Afaf Nassar Khalifa, 61, was serving a sentence that had been reduced from 10 years to three for the 2001 abduction of Adam Shannon, now 7 years old.
But during her parole hearing last month, the judge reduced Khalifa's three years to 18 months, saying the crime she'd committed was nonviolent and victimless because it was kidnapping by a relative.
The child's American father, Maryland resident Michael Shannon, had full custody of Adam when Khalifa and her daughter, Shannon's ex-wife Nermeen Shannon, took the boy and his younger brother Jason, now 3, in August 2001.

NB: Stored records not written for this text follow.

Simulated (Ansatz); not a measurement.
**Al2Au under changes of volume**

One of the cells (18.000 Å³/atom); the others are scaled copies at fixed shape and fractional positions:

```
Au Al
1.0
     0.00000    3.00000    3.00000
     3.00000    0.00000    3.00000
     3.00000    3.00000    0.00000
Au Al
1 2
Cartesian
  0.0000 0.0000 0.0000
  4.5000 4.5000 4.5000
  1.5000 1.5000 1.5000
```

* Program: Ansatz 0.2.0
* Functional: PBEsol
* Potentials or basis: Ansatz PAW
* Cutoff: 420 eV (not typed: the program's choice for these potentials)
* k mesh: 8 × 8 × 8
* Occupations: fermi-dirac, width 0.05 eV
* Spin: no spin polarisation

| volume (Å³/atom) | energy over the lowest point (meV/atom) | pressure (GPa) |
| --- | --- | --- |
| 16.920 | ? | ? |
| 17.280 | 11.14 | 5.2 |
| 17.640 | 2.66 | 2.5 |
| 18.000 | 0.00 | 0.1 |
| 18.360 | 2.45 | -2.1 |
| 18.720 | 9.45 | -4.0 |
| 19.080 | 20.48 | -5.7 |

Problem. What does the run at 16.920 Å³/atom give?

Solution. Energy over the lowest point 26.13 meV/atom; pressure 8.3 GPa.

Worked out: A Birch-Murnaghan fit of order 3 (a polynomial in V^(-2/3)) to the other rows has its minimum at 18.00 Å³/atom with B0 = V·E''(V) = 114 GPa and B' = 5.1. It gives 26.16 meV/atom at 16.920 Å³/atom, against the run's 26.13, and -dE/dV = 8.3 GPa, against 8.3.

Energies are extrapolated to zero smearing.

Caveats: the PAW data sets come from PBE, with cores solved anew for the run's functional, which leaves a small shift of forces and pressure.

"I'm not happy with it," Mr. Shannon, 43, said of the decision to release and deport his former mother-in-law. "It's frustrating. I just keep moving forward."
Khalifa was picked up at the Maryland Correctional Institute for Women (search) at 10 a.m. Thursday by two immigration officials, the prison told Mr. Shannon. She was to be taken to the airport, where she was to board a plane to Cairo.
Reached by phone on Wednesday, her attorney, William C. Brennan, declined to comment on the latest developments.
At the time of the kidnapping, Mr. Shannon, a computer programmer who lives in Millersville, Md., had custody of Adam, and Mrs. Shannon, 35, had custody of Jason. The children, then 5 and 1, were with their mother for a week-long unsupervised stay while their grandmother visited from Egypt, but during the visit, the women flew with the boys from New York to Cairo.
Mrs. Shannon has remained in Egypt since taking the boys, but Khalifa was arrested when she made a return trip to the states after the kidnapping. Court papers show the mother lost custody of both boys during the divorce proceedings because of child abuse charges and allegations of problems with alcohol.
Adam and Jason are still presumably in Egypt, though Mr. Shannon hasn't seen his sons since 2001 and said his ex-wife won't give him any information about them.
"She won't tell me where he is, when he gets out of school," said Mr. Shannon of his older son. "There have been no photos, no phone conversations. ... My attorney in Egypt and the State Department both cannot confirm to me that Adam and Jason are alive."
An English-speaking woman answering the phone at the Khalifa house in Cairo this week said Mrs. Shannon was not at home. Last year, she told The Baltimore Sun that Adam was enrolled in an American school in Cairo and Jason had a private nanny. She said the children were "adapting well," the newspaper reported.
American authorities have a warrant out for Mrs. Shannon's arrest because she is harboring the children overseas in violation of a number of court orders.
Khalifa will also not be able to return to the U.S. without being arrested once she's deported.
Mr. Shannon last spoke to Adam just after Khalifa's conviction in January 2003.
"He called saying, ‘I hate you. You put Fu-Fu [the Arabic word for Grandmother] in prison,'" he said. "I could hear somebody whispering to him about what to say."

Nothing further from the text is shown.